12 Jun The Untapped Inventory On Demand Gold Mine That Virtually No One Knows About
Despite the promise of the modern manufacturing supply chain in a globalized market, the typical supply chain is rife with inefficiencies. And when manufacturers have annual revenue in the millions, the costs of this unproductivity adds up quick.
There’s plenty of room for improvement in the average manufacturer’s supply chain, from reconciling the goals of just-in-time delivery and minimum inventory to coordinating the most efficient transportation processes among regional suppliers.
It may sound like a tall order for those unfamiliar with cutting-edge supply chain optimization strategies, but manufacturers that think outside the box stand to unlock a previously untapped gold mine of value.
The Secret Value of Inventory On Demand
For those manufacturers who believe that their supply chains are already optimized, there is still opportunity if they haven’t yet heard of Inventory On Demand (IOD).
IOD is a comprehensive inventory management service that outsources ownership to a third party, so the manufacturer is free to optimize the flow of goods—without worrying about buffers and cost. Although it sounds simple on the surface, IOD unlocks tremendous value for manufacturers by completely changing the way their transportation and distribution are handled.
IOD works by streamlining of the supply chain from the factory floor all the way to the point of consumption. The first problem with traditional supply chain infrastructure is that transportation decisions are often left to each supplier. When each of these suppliers acts in its own best interest, it’s impossible to guarantee an efficient system that keeps costs low for OEMs.
IOD changes the game by shifting ownership—and often control of transportation and distribution—to a single third-party provider. Doing so ensures that transportation decisions are consistent across the entire shipping process and that goods route through the most efficient channels possible. End-to-end inventory management reduces shipping inefficiencies and lessens transportation costs for every order sent.
Aside from the control that IOD offers over the supply chain, it also provides benefits on the inventory management side. Manufacturers can reduce capital deployed on inventory by changing the way manufacturers assess their owned goods. Consider how much money might be unlocked for other uses if a manufacturer could remove just one day from its inventory ownership.
While traditional systems of inventory management recognize raw goods or goods in progress, they don’t account for goods in-transit. However, in-transit goods are a valuable store of inventory that IOD leverages for shipping alacrity.
When in-transit goods aren’t accounted for, manufacturers lose flexibility in order fulfillment. This loss means wasting money by overstocking unused goods or failing to produce enough to meet consumer demand—resulting in expedited shipping and increased transportation costs. And while buffering inventory at key locations is also an option, this too produces extra carrying costs and isn’t suitable for supply chains that must stay lean, responsive and consistent.
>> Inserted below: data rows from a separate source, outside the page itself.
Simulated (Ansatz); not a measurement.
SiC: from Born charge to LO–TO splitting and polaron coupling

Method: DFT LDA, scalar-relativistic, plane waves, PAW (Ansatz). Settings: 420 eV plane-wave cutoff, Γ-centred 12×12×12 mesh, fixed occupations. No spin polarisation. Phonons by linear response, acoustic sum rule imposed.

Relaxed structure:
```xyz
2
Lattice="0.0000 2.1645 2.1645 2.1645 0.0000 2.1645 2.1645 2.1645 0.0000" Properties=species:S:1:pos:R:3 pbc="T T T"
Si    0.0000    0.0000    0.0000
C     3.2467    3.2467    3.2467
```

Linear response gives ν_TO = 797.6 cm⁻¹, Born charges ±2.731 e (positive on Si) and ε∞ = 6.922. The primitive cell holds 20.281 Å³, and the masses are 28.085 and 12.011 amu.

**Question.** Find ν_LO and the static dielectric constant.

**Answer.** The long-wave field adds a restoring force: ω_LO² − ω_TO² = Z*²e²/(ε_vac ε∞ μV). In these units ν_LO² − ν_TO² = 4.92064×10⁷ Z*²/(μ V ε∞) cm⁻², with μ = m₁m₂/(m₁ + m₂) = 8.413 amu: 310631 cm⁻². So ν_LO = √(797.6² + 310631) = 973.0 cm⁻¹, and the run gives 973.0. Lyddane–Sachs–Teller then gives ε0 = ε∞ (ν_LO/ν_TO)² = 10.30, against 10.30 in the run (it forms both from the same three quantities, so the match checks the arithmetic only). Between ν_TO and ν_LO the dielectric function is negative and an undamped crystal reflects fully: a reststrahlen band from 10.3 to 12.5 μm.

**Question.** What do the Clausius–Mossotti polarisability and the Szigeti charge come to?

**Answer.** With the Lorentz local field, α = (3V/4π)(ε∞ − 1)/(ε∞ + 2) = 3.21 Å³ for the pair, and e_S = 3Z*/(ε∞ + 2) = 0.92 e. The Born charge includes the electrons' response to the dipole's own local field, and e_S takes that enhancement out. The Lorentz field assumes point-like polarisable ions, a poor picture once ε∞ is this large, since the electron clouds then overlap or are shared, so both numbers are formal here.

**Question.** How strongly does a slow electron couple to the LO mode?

IOD minimizes buffered inventory throughout the supply chain and improves inventory level performance. Inventory in-transit can be leveraged to fulfill consumer demand at a faster rate than any traditional store of goods, and thus eliminate the need for expedited shipping while allowing all customer orders to be fulfilled immediately—improving revenue and customer satisfaction all in one move.
Balance Sheet Visibility
On top of the value provided by end-to-end management and financed inventory, IOD also gives manufacturers better control over their balance sheets.
There are many hidden costs in the typical supply chain, involving everything from hiring to warehousing, import / export fees and even the IT systems that connect providers with one another. These costs produce inefficiencies that are difficult to track and end up hurting manufacturers during key reporting periods.
IOD management services expose these hidden areas of inefficiency and make all costs clear for manufacturers. Balance sheet transparency decreases risk and allows manufacturers to save valuable time and labor combing through reports to identify from where their expenses are coming.
A Supply Chain Gold Rush
Managed inventory services like IOD are set to disrupt the outdated supply chain business model, and manufacturers are quickly jumping on board.
The third-party ownership widens a manufacturer’s forecast error latitude at no extra cost, contributing to a diverse range of competitive advantages out of the gate:
- End-to-end inventory management that guarantees efficient and reliable distribution of goods
- Inventory financing that gives manufacturers complete control over in-transit goods, reducing the need for extraneous shipping costs related to last-minute customer fulfillment
- Balance sheet visibility that exposes hidden areas of inefficiency and unaccounted-for costs
Not all manufacturers may be ready to flip the script on inventory management, but those that do will find more value and better service agility than any other provider on the market.